Terror Tweets

Intro

From kaggle, someone posted a collection of tweets from accounts that are following ISIS.

This project was focused on the visualization aspect to determine whether or not those who are tweeting at large have large audiences, or like me, have few followers. Looking at the number of the tweets they've put out as well and the followers they've accrued it will be possible to see how broad of an audience the ISIS followers are reaching.

Early Data Analysis

In [2]:
tweets = pd.read_csv('tweets.csv')
In [3]:
tweets.head(2)
Out[3]:
name username description location followers numberstatuses time tweets
0 GunsandCoffee GunsandCoffee70 ENGLISH TRANSLATIONS: http://t.co/QLdJ0ftews NaN 640 49 1/6/2015 21:07 ENGLISH TRANSLATION: 'A MESSAGE TO THE TRUTHFU...
1 GunsandCoffee GunsandCoffee70 ENGLISH TRANSLATIONS: http://t.co/QLdJ0ftews NaN 640 49 1/6/2015 21:27 ENGLISH TRANSLATION: SHEIKH FATIH AL JAWLANI '...

For the analysis that's needed it's not exactly needed to maintain all of the information present. Although it would be interesting to create a network of the users, it would be more interesting to see who are the most common tweeters and then take a look at what the common bigrams for the most frequent tweeters are versus those who are not.

It will also be interesting to see if spikes of tweets occur following terrorist attacks. Should that turn to be true, then it will be interesting which attacks garnered the most activity.

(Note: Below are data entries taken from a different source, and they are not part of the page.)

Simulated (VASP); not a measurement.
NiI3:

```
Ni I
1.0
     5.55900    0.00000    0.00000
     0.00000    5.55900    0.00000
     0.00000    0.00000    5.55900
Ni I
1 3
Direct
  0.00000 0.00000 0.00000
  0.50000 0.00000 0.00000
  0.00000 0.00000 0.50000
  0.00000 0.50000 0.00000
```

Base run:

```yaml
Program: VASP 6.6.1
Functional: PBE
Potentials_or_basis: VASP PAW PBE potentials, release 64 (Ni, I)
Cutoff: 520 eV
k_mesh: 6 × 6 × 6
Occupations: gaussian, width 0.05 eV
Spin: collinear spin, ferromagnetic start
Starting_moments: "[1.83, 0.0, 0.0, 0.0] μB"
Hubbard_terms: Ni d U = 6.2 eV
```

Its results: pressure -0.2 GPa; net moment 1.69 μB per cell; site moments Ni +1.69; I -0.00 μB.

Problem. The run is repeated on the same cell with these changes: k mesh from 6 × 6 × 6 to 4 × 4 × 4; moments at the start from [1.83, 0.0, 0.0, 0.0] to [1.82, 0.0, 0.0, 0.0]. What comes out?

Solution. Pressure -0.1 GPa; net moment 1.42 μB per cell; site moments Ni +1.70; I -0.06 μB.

Finally the majority of the tweets do not have an associated location. However the time is still present so based on the activity of the user their timezone can be infered.

In [4]:
user_count = tweets.name.value_counts()
user_count = pd.DataFrame(user_count)
user_count.describe()
Out[4]:
name
count 112.000000
mean 155.446429
std 234.948138
min 4.000000
25% 39.750000
50% 96.000000
75% 153.750000
max 1475.000000
In [5]:
user_count[user_count['name'] > 154][0:20].plot(kind='barh', figsize=(16,8))
plt.legend('Tweets', loc=0)
plt.title('Most Active Users Following ISIS on Twitter')
plt.xlabel('Number of Tweets')
plt.ylabel('Twitter Username')
plt.show()

Looking at the English names above, since I can't read Arabic, none of the names are inheirently indicitive of sympathy towards ISIS, save perhaps for Rami which translates to one who believes. This is only by volume of tweets. It could be that Rami has few to no followers and is just retweeting what he sees. Will look at the accounts with the most followers as well, and finally a metric of the number of followers that the account has relative to the followers they have.

In [6]:
popular = tweets.drop_duplicates(subset=['name']).sort_values(by='followers', ascending=False)[0:20]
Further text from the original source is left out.